Jul 26, 2024
by Jacek Migdal
Have you received a notification that your banks online services will be down over the weekend? This is likely because some engineers will stay overnight to run a database schema migration. If they're lucky, it’s just a major productivity slowdown. Still, they must schedule changes months in advance and sacrifice their weekend.
However, it might turn into a catastrophe if they encounter issues while making data schema changes. For example, a major Italian bank was down for a week. This issue isn’t limited to large, established corporations. Linear, a savvy startup, had an outage and lost some data. Even GitHub, which has one of the best tooling around MySQL, went through an interruption of service.
Those blackouts have burned many seasoned engineers and DevOps professionals. Most of the time, they are an underreported nightmare. They instill a fear of improving or changing things, which creates chaos, inefficiencies, and performance issues.

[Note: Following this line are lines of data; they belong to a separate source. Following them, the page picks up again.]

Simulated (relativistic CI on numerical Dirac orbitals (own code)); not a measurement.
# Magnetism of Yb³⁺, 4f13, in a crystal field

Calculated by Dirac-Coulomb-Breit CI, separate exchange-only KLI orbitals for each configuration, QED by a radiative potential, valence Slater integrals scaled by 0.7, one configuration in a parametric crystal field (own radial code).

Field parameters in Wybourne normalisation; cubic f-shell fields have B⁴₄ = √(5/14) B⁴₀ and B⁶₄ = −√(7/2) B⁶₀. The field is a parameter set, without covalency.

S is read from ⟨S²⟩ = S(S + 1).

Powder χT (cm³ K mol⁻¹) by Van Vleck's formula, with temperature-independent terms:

The problem is so painful that engineers are willing to change platforms to avoid it. MongoDB won a huge loyal fan base in the transactional space because it eliminated the need for schema. In the analytical space, engineers at Netflix created Apache Iceberg to overcome Hive's poor schema evolution story. For example, adding a column could bring zombie data into your table.
What is schema migration?
SQL databases enforce the structure of your data: tables, column names, and types. So, when you add a new data record such as purchase_order, you ensure it references the existing product_id, buyer_id, got data, and all parameters.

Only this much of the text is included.